A lot of planning, whiteboarding and strategizing was done before diving into asset delivery. Multiple brainstorming sessions, strategy meetings and validation discussions needed to take place to make sure it would work as intended and that customers would have an intuitive experience.

All the interaction flows, low fidelity visuals and prototypes were created in Adobe XD and shared with the management and development teams.

Initial Design

In the canvas of the tool, the user can right click to call a list of text tools. The globe icon was added to this toolbar to allow the user to select from a variety of languages.

Adding Languages

Many iGrafx users are from European countries. The addition of the flags helps users immediately identify the language they’d prefer to add.

Sometimes users need to view the interface of the iGrafx platform in one language and view the canvas content in another language, so we included that functionality.

Explanation of Functions

These callout boxes were not integrated into the platform, but used as a descriptor for managment and engineering.

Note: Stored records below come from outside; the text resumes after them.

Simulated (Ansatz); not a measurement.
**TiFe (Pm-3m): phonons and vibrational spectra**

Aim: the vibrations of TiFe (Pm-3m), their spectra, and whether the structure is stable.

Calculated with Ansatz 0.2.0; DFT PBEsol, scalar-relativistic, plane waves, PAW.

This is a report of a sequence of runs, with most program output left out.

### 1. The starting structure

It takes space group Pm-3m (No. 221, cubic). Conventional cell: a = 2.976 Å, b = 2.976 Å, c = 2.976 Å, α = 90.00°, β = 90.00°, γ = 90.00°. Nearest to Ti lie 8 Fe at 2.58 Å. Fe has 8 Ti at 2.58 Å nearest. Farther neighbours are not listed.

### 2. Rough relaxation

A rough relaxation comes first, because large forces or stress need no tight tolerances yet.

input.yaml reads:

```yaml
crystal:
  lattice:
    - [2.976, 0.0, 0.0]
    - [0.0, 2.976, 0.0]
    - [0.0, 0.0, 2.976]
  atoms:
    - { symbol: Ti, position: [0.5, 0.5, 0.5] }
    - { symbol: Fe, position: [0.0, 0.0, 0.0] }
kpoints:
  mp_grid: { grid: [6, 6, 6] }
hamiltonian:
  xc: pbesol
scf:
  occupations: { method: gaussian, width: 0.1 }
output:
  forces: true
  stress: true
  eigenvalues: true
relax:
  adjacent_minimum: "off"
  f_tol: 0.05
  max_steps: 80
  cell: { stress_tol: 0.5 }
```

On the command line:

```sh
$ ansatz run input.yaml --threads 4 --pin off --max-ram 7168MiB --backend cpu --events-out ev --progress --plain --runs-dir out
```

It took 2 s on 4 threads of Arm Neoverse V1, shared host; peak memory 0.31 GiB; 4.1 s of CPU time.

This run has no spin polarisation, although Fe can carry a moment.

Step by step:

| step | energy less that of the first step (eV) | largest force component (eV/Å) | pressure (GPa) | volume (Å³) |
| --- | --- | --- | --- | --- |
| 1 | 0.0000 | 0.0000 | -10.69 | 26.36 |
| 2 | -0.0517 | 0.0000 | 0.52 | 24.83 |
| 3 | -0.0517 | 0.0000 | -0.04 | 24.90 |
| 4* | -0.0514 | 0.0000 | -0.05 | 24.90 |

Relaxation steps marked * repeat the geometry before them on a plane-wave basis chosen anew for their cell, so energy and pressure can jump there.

The Side by Side button in the upper right gives the user the ability to view canvas elements in two different languages simultaneously. The grid below the canvas displays the language choices with ability to add more.

Seeing the content difference in real time is beneficial for users because it eliminates the guess work. One of the philosophies I work by is “Don’t make me think.” Steve Krug would be proud.

CYCLE MANAGEMENT

Untangling the complications of process communication

When a process is created, it works best when people know about it. The repeated communication of important processes or documents is cyclical. Does an individual or group approve of a new process and how often should that cycle repeat? Do those users endorse the process after they’ve reviewed it? Or should they simply acknowledge that it exists? The combination of these actions can get complicated very quickly and the overall experience of these features needed to alleviate the user’s effort in this area as much as possible.

CYCLE MANAGEMENT

A Tangled Web

This Adobe XD prototype shows all the possibilities of the iGrafx platform. The complication of it can lead users down a variety of avenues, so navigation is of the utmost importance. It’s also important that this software solution can handle anything users throw at it, including methods to communicate specific processes.

The clients that use iGrafx often have employees and teams in the thousands, so automating this feature lightens their load and alleviates much of the heavy lifting.

I take on the responsibility of doing that heavy lifting so the user doesn’t have to. I bake all the variations and possibilities into the prototypes to be absolutely thorough, as the development team would ask a litany of questions to ensure every base was covered.

Cycle types

Let’s say the leader of a team needs a particular group of folks to understand safety procedures every quarter. That leader would set up a cyclical notice, and possibly a reminder, which is automatically sent to this group once every three months.

Review cycles request employees to analyze data. Approval cycles require employees to comply with mandates. Endorsement cycles request affirmation of a process. Acknowledgment cycles require employees confirmation.

This screen demonstrates scheduling an Approval Cycle.

This one will begin after a set amount of time. It repeats a set number of weeks after a cycle completes. A reminder can be activated for a set number of days after the approval was sent. Finally, the activation and due date can be set at the end before it starts.

Journey Mapping

Company leadership made it clear that our customers wanted to have the ability to create product or customer journey maps using the diagramming tool. I took the responsibility to research different types, with definitions for all the sections of content and icons within them, and presented options for how our software could accomplish this task.

Discovery and Definition

In order to adequately explain what journey maps and are provide examples, I conducted a comparative analysis and outlined all the necessary elements to implement a map.